When I was 3 or 4 years old, as the family chronicles go, we were driving home from somewhere or other when we passed a dead goanna on the side of the road. If you're unfamiliar with the goanna, it's a large, carnivorous lizard that's native to Australia; they're known elsewhere as monitor lizards. 'Dead' doesn't mean anything to a small child, of course, so according to my dad I badgered him all the way home about the goanna, asking questions such as “What happened to him? Why is he dead? Who made him dead? Will he be alright? Where's his mummy? But who's going to take care of him?”


I don't remember that particular incident, but I also can't recall a time when I didn't love animals.  They're absolutely magical to me, and I'm utterly fascinated by them. I love the character of Newt Scamander, the “magizoologist” JK Rowling created for the Harry Potter prequel Fantastic Beasts and Where to Find Them. He's never met a creature he didn't love, and he feels more comfortable around animals and connects better with them than with people. She's onto something there!


We animal lovers are drawn to animals,

and they hold a special place in our lives.


It's a simple fact that we animal lovers are drawn to animals in a way that others don't understand and we can't explain very well. Nor do we feel any particular need to explain. It's just the way we're made, and we wonder what on earth is wrong with people who don't like animals!

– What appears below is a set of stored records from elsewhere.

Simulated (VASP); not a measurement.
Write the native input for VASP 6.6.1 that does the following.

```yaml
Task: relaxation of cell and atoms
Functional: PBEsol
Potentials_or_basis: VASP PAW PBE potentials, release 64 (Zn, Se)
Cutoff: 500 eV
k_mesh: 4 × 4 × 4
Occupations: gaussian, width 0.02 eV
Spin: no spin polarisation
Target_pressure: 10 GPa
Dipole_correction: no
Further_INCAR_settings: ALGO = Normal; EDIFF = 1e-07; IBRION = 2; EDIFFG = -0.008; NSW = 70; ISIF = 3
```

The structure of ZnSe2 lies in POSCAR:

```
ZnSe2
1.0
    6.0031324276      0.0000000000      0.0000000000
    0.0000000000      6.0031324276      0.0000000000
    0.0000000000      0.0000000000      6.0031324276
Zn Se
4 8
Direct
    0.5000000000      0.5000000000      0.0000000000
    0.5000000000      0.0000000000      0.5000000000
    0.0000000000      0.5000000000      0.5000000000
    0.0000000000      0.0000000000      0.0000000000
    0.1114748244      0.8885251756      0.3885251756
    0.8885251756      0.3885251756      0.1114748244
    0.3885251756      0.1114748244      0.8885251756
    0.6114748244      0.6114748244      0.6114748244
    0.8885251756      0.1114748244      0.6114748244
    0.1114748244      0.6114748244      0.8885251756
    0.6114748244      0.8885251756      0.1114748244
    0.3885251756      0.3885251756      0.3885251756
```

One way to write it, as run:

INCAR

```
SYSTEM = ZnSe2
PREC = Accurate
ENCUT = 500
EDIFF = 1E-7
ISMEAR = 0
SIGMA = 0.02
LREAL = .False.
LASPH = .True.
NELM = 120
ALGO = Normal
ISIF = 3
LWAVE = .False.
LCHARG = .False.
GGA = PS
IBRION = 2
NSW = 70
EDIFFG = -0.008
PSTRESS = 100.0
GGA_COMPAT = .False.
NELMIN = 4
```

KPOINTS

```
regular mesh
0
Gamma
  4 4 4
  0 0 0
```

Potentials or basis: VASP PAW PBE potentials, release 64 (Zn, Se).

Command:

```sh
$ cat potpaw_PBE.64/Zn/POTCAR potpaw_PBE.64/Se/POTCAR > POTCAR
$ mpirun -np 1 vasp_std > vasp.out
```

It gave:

It's as if animals have a tractor beam that draws us inexorably to them. We may be moved — our mood brightened, our heart lifted, our mind expanded — by spending time in nature or by music, art, dancing, surfing, gardening, cooking, … any number of things; but animals hold a special place in our hearts and thus in our lives.


Perhaps it's simply that animals, being sentient and expressive in ways we recognise as similar to ours, respond in ways we find meaningful. If so, then we're attributing meaning simply to please ourselves, which is one definition of anthropomorphism (attributing human thoughts, emotions, and motivations to other species), a scientific mortal sin. But that explanation reduces us to cravenly transactional creatures, where we only love animals as long as they (seem to) love us in return. That's certainly true of some people, but assuredly not all. No; in my experience, there's vastly more to it — and to us — than that.


We are inexplicably drawn to certain individuals,

and we form deep and lasting connections with these special ones.


Furthermore, that explanation utterly fails to account for a phenomenon that interests me greatly and which is the subject of this book: While we love and care about animals in general, and we may have a decided preference for one species and even one breed, we are inexplicably drawn to certain individuals in particular, and we form deep and lasting connections with these special ones.